I had a conversation recently that I've had a lot over the past few years. People hear that I'm still single and they tell me some version of this, "You know Rose, just when you think you are never going to get a guy, one appears. I mean I have a friend that she stopped wanting to be married and that's when God brought a dream boat of a guy into her life." I listen. I know they want encourage me. They hope is that this desire would be satisfied soon. For that my heart warms. It's actually kinda sweet how many people out there want me to be in a relationship.
But honestly there are a few things that I want even more than being in a relationship. I want to know that single or married, God will satisfy my soul. I want to know that God will be around every corner not just another prospect. I want to know that God will fill me on every lonely night if I come to Him. I want to know that through God's power I can reach out in love and kindness to those around me whether I'm backed by a guy or not. I want to know that I can live fully alive and happy now.
Even more than wanting a guy, I want to Christ. I want to be immersed in Him. I want His Spirit to fill me. I want to be sold out to Him. I want to love Him even more.
In the past I put my hope in a guy. But that hope was sadly misplaced. It led to nowhere good. Now as I look towards the future, I want my hope to be placed solely in Christ. I want to follow and trust Him no matter what.
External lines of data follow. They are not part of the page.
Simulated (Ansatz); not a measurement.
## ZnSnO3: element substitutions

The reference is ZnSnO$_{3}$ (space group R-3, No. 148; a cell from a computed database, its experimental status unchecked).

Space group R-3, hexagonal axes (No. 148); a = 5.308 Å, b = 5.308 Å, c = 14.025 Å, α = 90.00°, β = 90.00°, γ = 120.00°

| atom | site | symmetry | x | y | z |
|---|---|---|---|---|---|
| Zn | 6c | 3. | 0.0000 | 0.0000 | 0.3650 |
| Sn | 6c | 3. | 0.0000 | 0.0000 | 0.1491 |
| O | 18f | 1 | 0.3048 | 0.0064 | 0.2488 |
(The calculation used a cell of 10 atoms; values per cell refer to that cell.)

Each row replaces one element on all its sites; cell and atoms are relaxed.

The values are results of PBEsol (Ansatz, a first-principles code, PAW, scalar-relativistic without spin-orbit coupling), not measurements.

Does that mean that I don't talk to guys or that I don't notice cute ones? No, I am still human and I still have longings. But it means I want my focus to be on God. I want to be seeking His Kingdom and the righteousness that comes from Him. Whatever else He chooses to give me is His gift. He owes me nothing, yet chooses to give me much. I want to live in grateful service to Him anticipating Him to fill me. Will there be hang-ups and downs along the way? Yes. I'm still human and will need help. Yet God has never disappointed me. Hope in Him has never been in vain. Nothing that I have done in love comes back fruitless.
Personally I would rather be anticipating God than anything else.